Multidimensional array

Ali Çehreli acehreli at yahoo.com
Thu Jul 4 18:30:58 PDT 2013


On 07/04/2013 03:39 PM, Oleksiy wrote:

 > 1. What is the rationale behind "prefix declaration" of an array? Using
 > right-to-left order to declare an array and left-to-right order to
 > access elements seems confusing.

It seems to be confusing to people who are used to C and C++'s 
inside-out definition. In D, it is always "type and then the square 
brackets".

 > 2. Consider this code:
 >      dchar[3][5] arr = '.';

That is an array of 5 elements where the type of each element is dchar[3].

However, that is a confusing syntax because the right-hand side is not 
the same type as the elements, which is dchar[3]. Perhaps D supports it 
for C compatibility?

It doesn't match the following. Here, the right-hand side is the same as 
the element type:

     int[2] arr2 = 42;
     assert(arr2 == [ 42, 42 ]);

But this doesn't compile:

     char[3][5] arr = [ '.', '.', '.' ];

Error: mismatched array lengths, 15 and 3

I see that as a bug but can't be sure.

 >      arr[2][] = '!';

arr[2] is the third dchar[3] of arr. When [] is applied to it all of its 
elements are set to '!'.

 >      writeln();
 >      writeln(arr);
 >
 > Result: ["...", "...", "!!!", "...", "..."]

Looks correct.

 > Which is expected. According to Ali Çehreli's tutorial, omitting the
 > index of an array will result in operation being applied to the whole
 > array (in this case element of another array).

The book either fails to mention the term "array-wise" or does not use 
it sufficiently but Ali Çehreli is correct in that arr[] means "all of 
the elements of arr".

 > change the code:
 > -   arr[2][] = '!';
 > +   arr[][2] = '!';

arr[] is a slice to all of the elements of arr. When [2] is applied to 
it then you again get the third element.

 > Still getting the same result: ["...", "...", "!!!", "...", "..."]

Still makes sense.

 > I would expect to get: ["..!", "..!", "..!", "..!", "..!"]
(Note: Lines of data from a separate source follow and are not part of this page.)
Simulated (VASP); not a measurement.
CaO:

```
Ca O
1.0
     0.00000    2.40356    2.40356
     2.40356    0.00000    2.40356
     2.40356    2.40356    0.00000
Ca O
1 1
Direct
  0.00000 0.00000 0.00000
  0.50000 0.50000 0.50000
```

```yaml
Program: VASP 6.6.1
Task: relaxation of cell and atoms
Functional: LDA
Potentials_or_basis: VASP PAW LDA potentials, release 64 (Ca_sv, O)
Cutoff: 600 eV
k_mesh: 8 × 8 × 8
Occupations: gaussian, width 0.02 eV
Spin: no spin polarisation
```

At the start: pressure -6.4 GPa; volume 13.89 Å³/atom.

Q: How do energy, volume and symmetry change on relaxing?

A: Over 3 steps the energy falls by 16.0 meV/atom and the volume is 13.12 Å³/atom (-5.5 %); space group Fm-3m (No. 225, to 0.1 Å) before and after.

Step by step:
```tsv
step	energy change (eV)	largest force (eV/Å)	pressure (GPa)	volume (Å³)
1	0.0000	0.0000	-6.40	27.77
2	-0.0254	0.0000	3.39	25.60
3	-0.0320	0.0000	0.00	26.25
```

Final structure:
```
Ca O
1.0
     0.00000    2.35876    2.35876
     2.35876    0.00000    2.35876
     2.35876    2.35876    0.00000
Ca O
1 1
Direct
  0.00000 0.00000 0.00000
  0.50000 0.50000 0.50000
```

Like C and C++, D does not have multi-dimensional arrays. You must do 
that yourself. One of the most straight-forward is by foreach:

import std.stdio;

void main()
{
     dchar[3][5] arr = '.';

     foreach (ref e; arr) {
         e[2] = '!';
     }

     writeln(arr);
}

["..!", "..!", "..!", "..!", "..!"]

 > since omitted index would apply the operation to all elements of the
 > first dimension of the array.

Sorry about that confusion but "a slice to all of the elements" and 
"array-wise operation" syntaxes are very similar.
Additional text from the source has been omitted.